Thomas Edison and his phonograph, Levin Handy,, Washington D.C., 1878

Thomas Edison and his phonograph, Levin Handy,, Washington D.C., 1878 (© M.B. Brady)

Fig.2

Thomas Edison's assistant Charles Batchelor recording his voice

Thomas Edison's assistant Charles Batchelor recording his voice (© The Daily Graphic)

Fig.3

The Edison Opera cylinder phonograph, type SM, model A.

The Edison Opera cylinder phonograph, type SM, model A., inv. 4279

Fig.4

Blue Amberol cylinders

Blue Amberol cylinders

The birth of the phonograph

On 19 December 1877, the American inventor Thomas Edison patented the phonograph, a device that allowed 2 minutes of sound to be recorded and played back on a tin cylinder. A crank turned a cylinder covered with tin foil. You then had to speak into a conical tube with a stylus at the other end. The compressed air in the tube caused the stylus to vibrate, etching grooves in the cylinder material from these movements. To listen to the recording again, the process was reversed. The voice recorded a few minutes earlier resounded once more in the room. The talking machine was born.

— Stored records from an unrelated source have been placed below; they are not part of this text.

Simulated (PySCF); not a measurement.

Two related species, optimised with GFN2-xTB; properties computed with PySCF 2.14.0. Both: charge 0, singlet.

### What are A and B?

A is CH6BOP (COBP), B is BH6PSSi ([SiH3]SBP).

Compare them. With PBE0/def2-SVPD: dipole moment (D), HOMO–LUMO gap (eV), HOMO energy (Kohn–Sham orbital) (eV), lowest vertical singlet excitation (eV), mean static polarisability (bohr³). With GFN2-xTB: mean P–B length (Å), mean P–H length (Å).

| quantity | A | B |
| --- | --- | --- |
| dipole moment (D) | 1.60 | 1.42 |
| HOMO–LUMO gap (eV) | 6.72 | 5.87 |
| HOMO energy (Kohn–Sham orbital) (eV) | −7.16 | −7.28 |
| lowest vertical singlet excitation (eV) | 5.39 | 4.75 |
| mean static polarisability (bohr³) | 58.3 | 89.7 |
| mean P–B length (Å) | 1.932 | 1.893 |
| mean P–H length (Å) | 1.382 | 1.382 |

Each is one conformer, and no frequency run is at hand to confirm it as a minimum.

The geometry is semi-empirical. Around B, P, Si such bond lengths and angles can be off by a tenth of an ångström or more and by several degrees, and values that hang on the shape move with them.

This invention was so singular, so strange, and so unexpected, that it initially met with widespread disbelief. Edison was branded a wizard! In England, when the first phonograph imported from America was presented, a bishop in the audience, John H. Vincent, suspicious of trickery, wanted to test the machine. In front of the recorder, he rapidly recited a number of proper names from the Bible. The machine then repeated them correctly, and the prelate admitted defeat: "Only I in the whole country can recite these names so quickly!"

An initially educational and advertising use

At first, the machine was mainly used to record voices for educational purposes (lessons, books, etc.), for entertainment (talking toys), advertising, or public announcements. The possibility of musical reproduction was only incidentally considered, far from imagining the extraordinary future of the phonograph in this field. It must be said that, at the time, having a machine at home that played "recorded" music was a completely incongruous idea. Moreover, the use of tin created many "metallic" sound disturbances due to the stylus rubbing and wear, often allowing only a single listening. In 1887, Edison took up the idea of competitors by replacing tin with wax, which was much more effective.

The phonograph enters homes

The wax cylinder phonograph became popular, even though its role as a musical reproducer was still secondary, as evidenced by this sales catalogue from a Parisian company at the end of the 19th century:
"We are no longer in the days when the phonograph was considered a scientific hoax. No one doubts today that speech can be stored, that it can be endlessly replayed, and that it can be produced at will, all of which is achieved by the phonograph. [...] The 'wizard of Menlo Park,' as he is called in America [after the location of Edison's laboratories in New Jersey], has introduced such improvements into his invention that the phonograph will no longer be an object of curiosity but an instrument both pleasant and deserving a clear place in the home."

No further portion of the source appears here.